THE CONDITIONS THAT PREVAIL
By DANIEL SELIGMAN

(FORTUNE Magazine) – Weltanschauung confirmation. Yes, friends, that's what it's all about. What any columnizer remembers and cherishes, and keeps going to bat for, is the stuff that confirms and sustains his own world-view. So here we are, memorializing the 20th anniversary of this act--which began in the December 1976 issue of the old monthly FORTUNE--with a sampler of large facts and sneaky details that made it into the column because they were so palpably confirmatory.

--Average cost, a few years ago, of a life being saved by federal regulations on use of formaldehyde: $72 billion.

--Correlation between federal spending on education and verbal scores on the Scholastic Aptitude Test from 1968 through 1976: -0.95. (Yes, that's a minus sign.)

--Immortal question broached by Tom Harkin of Iowa when he had to ask something that expert witness Meryl Streep could answer after her 1990 Senate testimony about the menace of pesticides to apple eaters: Would she be willing to "reach out" to farm families?

--Typical result of pardoning guys on death row: Their life expectancy suddenly declines (because, as demonstrated by Arthur Altschuler of the University of Chicago Law School, the world they return to is so often more dangerous than death row itself, where the endless appeals and reviews result in a mortality rate of only about 1% or 2%).

--Statement issued in 1990 by the famously airheaded California Task Force on Self-Esteem and Social Responsibility: esteem levels can be bolstered by staying in touch with Mother Nature and "the cosmos."

--Arguably the most astounding example of affirmative action in the Eighties: the insistence of John Paul II on beatifying Kateri Tekakwitha and thereby placing her on the road to canonization even though this 17th-century Mohawk Indian maiden appeared not to have performed any of the miracles traditionally required for sainthood.

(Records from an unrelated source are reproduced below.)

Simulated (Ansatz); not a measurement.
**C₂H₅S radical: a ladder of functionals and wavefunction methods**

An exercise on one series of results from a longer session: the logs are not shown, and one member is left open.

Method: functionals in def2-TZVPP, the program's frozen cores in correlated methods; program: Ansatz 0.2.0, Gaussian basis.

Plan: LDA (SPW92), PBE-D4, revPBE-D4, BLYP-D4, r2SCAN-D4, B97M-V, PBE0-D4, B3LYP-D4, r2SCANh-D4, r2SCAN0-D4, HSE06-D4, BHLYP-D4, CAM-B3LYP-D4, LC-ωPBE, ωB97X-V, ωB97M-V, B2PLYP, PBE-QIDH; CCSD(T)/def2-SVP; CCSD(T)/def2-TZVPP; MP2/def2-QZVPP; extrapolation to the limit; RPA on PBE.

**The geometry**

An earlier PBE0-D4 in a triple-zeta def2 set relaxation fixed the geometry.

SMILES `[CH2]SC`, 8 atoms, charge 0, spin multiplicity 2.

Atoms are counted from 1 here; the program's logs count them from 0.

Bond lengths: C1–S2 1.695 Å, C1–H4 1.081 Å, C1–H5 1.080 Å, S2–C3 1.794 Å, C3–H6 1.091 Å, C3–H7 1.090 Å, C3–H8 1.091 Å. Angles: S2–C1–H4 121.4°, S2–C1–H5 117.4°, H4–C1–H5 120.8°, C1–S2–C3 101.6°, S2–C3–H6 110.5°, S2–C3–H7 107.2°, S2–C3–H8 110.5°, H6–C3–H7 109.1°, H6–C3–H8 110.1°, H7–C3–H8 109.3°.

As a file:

--Number of antidiscrimination suits Exxon was hit with after proclaiming tough new drug and alcohol standards for employees in safety-sensitive jobs, in the wake of the Exxon Valdez disaster: 107.

--The two occupations of characters in television dramas who are most likely to commit murders: gangsters and businessmen (according to a random sample of 600 shows that ran between 1955 and 1986).

--Number of Nexis citations mentioning "Quayle" within 30 words of "heartbeat" (as in "only a heartbeat away from the presidency") during the 1988 campaign: 231 through October 26. Comparable figure for "Ferraro" in the 1984 campaign: 31.

--The organization that was way out front in offering counseling and support to members of the armed forces who suddenly became interested in conscientious objection when the Gulf war began in 1991: Americans for Democratic Action.

--Size of the "poverty wedge" when we first started babbling about it in 1986: $50 billion. This amazing figure, derived by taking the annual cost of all government antipoverty programs and subtracting therefrom the dollar amount needed to get every poor household in America out of poverty, is now running around $80 billion.

--Proportion of young women who put up a certain amount of token resistance even while planning amour with the guy: more than one-third. (Data courtesy of University of Kansas psychologist Charlene Muehlenhard, possibly the only academic one has ever spoken to who seemed unhappy to learn that her scholarly handiwork was going to be quoted in this magazine.)

--Name of the Vietnamese official who said in 1989 that rent control had done more damage to the Hanoi housing stock than had American bombing during the war: Foreign Minister Nguyen Co Thach.

--The payoff on looks: highly significant, according to a 1989 study published by the National Bureau of Economic Research, which found that male lawyers who were rated one standard deviation above the average in handsomeness (meaning that they were at the 84th percentile) earned 12% more than their unfortunate colleagues located one standard deviation below the average (16th percentile), a datum hypothesized by Keeping Up to reflect the strong positive correlation between physical attractiveness and IQ.

--Crossing lines: As was observed by Mr. Statistics a few years ago, the 2.7% long-term rate of growth in Department of Agriculture employment, combined with the 2% rate of decline among farm practitioners, will, if continued, cause the bureaucrats to outnumber the producers in 2059 (when each team will number around 800,000).